Theology, by definition, is the study of religious doctrine.
No, its the study of God, and the consequences thereof. Doctrine is one sub-discipline within that - usually the one that people are most inclined to go on about, and most loudly, I would agree.
If this is relevant to human nature, it is so only in a prescriptive sense.
That is a huge leap. The level of prescription involved in theology will depend on the nature of the God that is envisaged. Some visions of God picture a deity that is not concerned with human expereince, and so does not prescribe anything. At the other extreme is a control freak God, who doesn’t even permit free will. And there’s everything in between.
It does not study the behaviour of humans except in relation to religious observance – thus it is not fundamentally concerned with understanding people, but with constructing the scaffolding for religious faith.
I wouldn’t agree. A great deal of theology is about God looking ‘down’ at humanity, and providing a framework for their lives, granted. A great deal of theology is also concerned with humanity looking upwards and analysing/explaining their behaviour in relation to the putative existence of a deity. That is a much more varied field of study than you seem to acknowledge, dependent on the level of blind certainty as opposed to healthy scepticism that the theologian possesses.
If it exposes any truths about human nature, it only does so incidentally.

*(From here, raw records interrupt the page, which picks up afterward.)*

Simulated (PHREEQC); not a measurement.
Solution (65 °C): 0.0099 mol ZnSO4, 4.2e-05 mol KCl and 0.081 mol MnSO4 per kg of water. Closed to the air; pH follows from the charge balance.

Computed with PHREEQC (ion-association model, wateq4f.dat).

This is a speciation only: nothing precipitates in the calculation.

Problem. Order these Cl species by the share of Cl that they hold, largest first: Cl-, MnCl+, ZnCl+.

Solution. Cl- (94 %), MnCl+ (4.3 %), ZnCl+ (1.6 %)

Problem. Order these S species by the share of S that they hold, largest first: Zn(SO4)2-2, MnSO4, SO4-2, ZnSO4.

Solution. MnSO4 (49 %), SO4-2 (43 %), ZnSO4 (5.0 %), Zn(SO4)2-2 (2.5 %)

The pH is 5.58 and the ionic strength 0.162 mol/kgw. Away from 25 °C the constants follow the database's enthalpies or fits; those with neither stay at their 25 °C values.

That’s a very bold claim. Its beginning to feel like your starting point is that theology is bad, a means of social or cultural control, and so you will thus deny any definition of theology that encompasses anything else.
Dawkins clearly sees no practical purpose to theology.
We agree on that.
Even though many people profess religious faith, theology is not concerned with what people actually DO believe, but with expounding the minutiae of what theologians claim people SHOULD believe.
Again, you are commenting on a particular kind of theology, and I would concede, one that has a very loud voice.
Insofar as theology shapes religious doctrine, it can, by that means, do harm, even though it does not bestow any benefit.
Only if you make the *a priori *assumption that religious doctrine is inherently and universally bad, and can only lead to negative outcomes. I think reality presents a much more mixed picture, as it does of science, which has produced many good things and no few bad things.
Let us say, for the sake of simplicity, that there are two possible purposes to life – the achievement of happiness in the afterlife, or the pursuit and enjoyment of happiness in the life we know we have.
Interestingly enough, taking either view would be to take a theological position. Just like saying that there is no God is a theological position.
For the sake of unverifiable gains, religions often recommend that we forgo tangible and experiential gains, and therefore can do harm, both physical and, perhaps to a greater extent, psychological.
Only if you make another
a priori assumption, which is that looking for tangible and experiential gains is always a good thing. That self-denial, or sharing, or focus on non-material things, can be beneficial is a view not only held by believers in God.
To put it plainly, religions claim greater importance for the desires of an unverifiable god than they do for the needs of human beings. No matter how this is dressed up in theological terms to make it seem like this god has our best interests at heart, the claim remains the same.
A third
a priori assumption would be needed here, that what is perceived to be good for God must
ipso facto be bad for people. In Catholic (and most other forms of) Christianity, we believe that faith in and service to God is meaningless unless this is evidenced in service to other people. That service may not meet short-term approval, or indeed could be expressed in a way that is misguided or plain useless, but the simple equation you draw that: faith in God= people get hurt is invalid.
To the extent that I have observed the claims of religious believers, there is little practical difference in what they see as prescribed morality and objective morality.
You are probably right in the case of many religious believers. But you’re also equating bad religion with all religion, as does Dawkins. I’m all for a critique of bad religious practice.
Theists, in my experience, tend to equate moral goodness with God, who is also claimed to be the prescriber of moral rules. Thus, the object and the prescription are, for all intents and purposes, rendered virtually identical.
Again, I think you’re right in some cases. The key issue is how such moral rules are codified, and what level of subtlety they possess. and for religious people, that is the concern of theology. Hence a positive use of theology is that believers in God can achieve ethical understanding through use of the discipline. And just as with science, they can also achieve something much less palatable than that.
We don’t have to agree on whether theology is a good thing. But I do think that you are employing circular logic here; theology produces nothing good, so anything that might be good can’t be the province of theology. With the greatest respect, I don’t think that your defintion of what theological discourse can and does include is at all accurate.